Columbia, SC (WLTX) - SCE&G is suing over a new law that's designed to lower power bills for customers that were being charged for a failed nuclear reactor project.

The utility filed the lawsuit Monday in federal court, claiming that the measure passed last week by the South Carolina legislature is unconstitutional.

The new law primarily gives SCE&G customers an experimental 15 percent reduction in the costs they were paying for the abandoned construction of two nuclear reactors at the V.C. Summer Nuclear station in Fairfield County. Up until now, roughly 18 percent of every customer's bill has gone to the project.

South Carolina Governor Henry McMaster had vetoed the bill, saying customers should be given the full 18 percent rate reduction. Lawmakers overrode that veto, and the bill immediately went into effect.

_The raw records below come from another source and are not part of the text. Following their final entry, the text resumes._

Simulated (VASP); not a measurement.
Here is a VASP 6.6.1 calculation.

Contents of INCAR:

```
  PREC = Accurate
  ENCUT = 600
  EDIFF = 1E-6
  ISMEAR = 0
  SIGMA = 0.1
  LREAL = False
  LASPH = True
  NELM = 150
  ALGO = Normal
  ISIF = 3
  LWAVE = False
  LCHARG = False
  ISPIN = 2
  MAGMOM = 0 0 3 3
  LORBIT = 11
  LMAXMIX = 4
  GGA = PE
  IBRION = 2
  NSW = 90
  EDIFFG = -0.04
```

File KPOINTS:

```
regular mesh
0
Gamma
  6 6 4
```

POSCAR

SCE&G says the rate reduction and other parts of the law are an unlawful taking of private property, denies them due process of law, and constitutes an unlawful bill of attainder.

SCANA/SCE&G was able to bill customers for the project because of a law passed by South Carolina lawmakers in 2007 called the Base Load Review Act. It let utilities go ahead and charge customers for construction of projects before and during their construction.

In the wake of the V.C. Summer fiasco, lawmakers called for the repeal of the law, and they did just that during a vote Wednesday in the House and Senate.

State run utility Santee Cooper was also part of the failed project, but SCANA had the majority stake. Both of them walked away from the plan a year ago, after years of construction and billions of dollars spent. That decision also cost 5,600 people their jobs.

The reactors were supposed to have provided another source of energy to meet rising demand from the growing number of users in South Carolina.

Another key part of the law approved by the House and Senate is giving subpeona power to the Office of Regulatory Staff, a state agency that has some authority over utilities. The bill allows them to get their hands on secret documents by power companies.

The General Assembly had used a conference committee--a special group of three lawmakers from the House, three from the Senate-- to get a deal done and iron out differences between competing versions of their proposals.

Virginia-based Dominion Energy, which is attempting to buy SCE&G, said the legislature's action put in peril a plan they have which would give all customers $1,000 and a 7 percent rate reduction due to the V.C. Summer failure.